For some reason, coming back from P. this time around, I feel more dis-placed than ever. I don't know if it's a function of being here just long enough that I don't feel like I quite belong in either place? If it's merely a passing mood? Is it that I somehow realized on this trip that we're probably not going to stay here after all? My roots feel too close to the surface here. Someone once told me that you should not water the garden early in the day, because the roots will reach up toward the water then get scorched as the noon sun bears down. Is that what this most recent trip did?
I wonder how much it has to do with anticipating my comps proposal this Wednesday. I want to anticipate the worst, so that I can have thick skin. Don't want to be taken by surprise. Want to expect acrimony, academic brutality. But how to live into these days with these expectations?
Yesterday, along with two others from our congregation, I was "licensed for the Gospel Ministry" at my church. I didn't have a big investment in the rite itself. I wasn't familiar with it. Felt as though it was going to be something done to me, more than something I was a participant in.

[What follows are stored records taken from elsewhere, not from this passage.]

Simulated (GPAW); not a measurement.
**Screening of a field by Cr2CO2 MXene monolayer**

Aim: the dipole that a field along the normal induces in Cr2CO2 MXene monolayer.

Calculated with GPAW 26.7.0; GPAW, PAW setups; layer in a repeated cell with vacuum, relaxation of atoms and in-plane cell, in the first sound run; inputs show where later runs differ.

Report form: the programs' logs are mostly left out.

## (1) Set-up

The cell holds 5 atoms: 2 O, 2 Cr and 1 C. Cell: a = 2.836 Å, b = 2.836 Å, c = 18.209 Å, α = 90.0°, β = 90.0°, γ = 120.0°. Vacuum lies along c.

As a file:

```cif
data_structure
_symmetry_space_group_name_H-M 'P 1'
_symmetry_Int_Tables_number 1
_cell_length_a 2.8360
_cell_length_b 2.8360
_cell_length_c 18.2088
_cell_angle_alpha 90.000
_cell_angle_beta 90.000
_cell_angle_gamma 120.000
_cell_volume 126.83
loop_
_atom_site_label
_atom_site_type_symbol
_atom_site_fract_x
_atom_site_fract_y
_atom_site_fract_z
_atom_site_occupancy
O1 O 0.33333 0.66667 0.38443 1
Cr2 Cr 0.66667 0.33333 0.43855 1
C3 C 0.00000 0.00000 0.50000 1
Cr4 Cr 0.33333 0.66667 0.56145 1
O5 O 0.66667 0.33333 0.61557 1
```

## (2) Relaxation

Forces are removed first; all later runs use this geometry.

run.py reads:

But the experience was more meaningful to me than I expected. In the text of the rite, the moderator of the church says, "This license represents not only our recognition that you are engaged in your theological studies, but also our declaration of confidence in you and our way of assuring you that in your preparations and discernment of a specific area of ministry, you have our continuing blessing and prayers." Then, the moderator asks: "In accepting this License to Minister, do you promise faithfully to serve God and the church both in your study and ministry?" To which we replied: "I do, trusting in God's grace for help."
The pastor then prays a "Prayer of Consecration" as follows:
"Spirit of the Living God, fall afresh on J, T, and J. Consecrate them each for the work of ministry. Give them wisdom to discern the mind of Christ, compassion for human need, and love toward all those to whom they are called to minister. Strengthen and nourish their faith. Make their study meaningful and their work in your church fruitful. May God's Spirit be theirs in this day and throughout the whole of their lives. Amen."
Then the pastor concludes:
"In the name of Jesus Christ, and on behlaf of SRCC I declare that J, T, and J are licensed for the Gospel Ministry. My dear friends and colleagues in Christian ministry, let your faith remain strong, your love complete, your hope resiliant, and your compassion pure. And let your commitment to help bring to pass the reign of God's Shalom in this world and to all people be unyielding as long as you shall live. Let all who are assembled here say together, 'Amen.'"
After this, we were each presented with beautiful stoles sewn by a member of the church. I knew ahead of time that we would be given the stoles and worried that it would seem we were doing a sort of mini ordination. But it didn't feel that way at all. In fact, it was the reception of the stole, immediately after the words I've printed above, that made the experience feel real to me. The stole was something tangible for me. A way of feeling the weight of the words--but the weight was comfortable. Like a heavy blanket on a cold night. Just right.
It was strange to go through this rite while I was feeling in between. Only returned from the East Coast a matter of hours, and I am experiencing this. I talked with someone briefly after the service and told her I was feeling dis-placed, not quite anywhere yet. She seemed to immediately understand. "You wonder," she said, "did I dream that world? Or am I dreaming this one?" Yes.
Neither, of course. And I do know that. But my spirit still needed to catch up with my body, in a way. And here I was being integrated and blessed on Sunday morning. Receiving my first stole.
That is one part of it. The other is this--I am anticipating this frightening academic meeting in a couple days. Like I just wrote, I want to anticipate the worst. And yet. I've just promised to faithfully serve God and the church both in my study and ministry. That means Wednesday, too. And in the days leading up to Wednesday.
I think this is what I'm feeling: I thought I would be going into Wednesday's experience mostly alone. My advisor (and advocate) would be there, sure. But for the most part, I would be on my own. Now, I realize I shall go in with a sense of God's spirit and as a member of my church community. I think I am only getting this as I write it now. At this point of my academic career, I have received the blessing of my church community. This means precisely that I am not alone.
I had a strong sense of this through most of seminary because of the strong, long-time support of CBC. But I realize now that this is the first I've felt it here.
How will it change things? The weight of the stole (my burden is light), trusting in God's grace for help, in between, make their study meaningful and their work in your church fruitful . . .
I began writing about shallow roots. It seems to contradict where I am ending this entry. But I sense that both are true, somehow.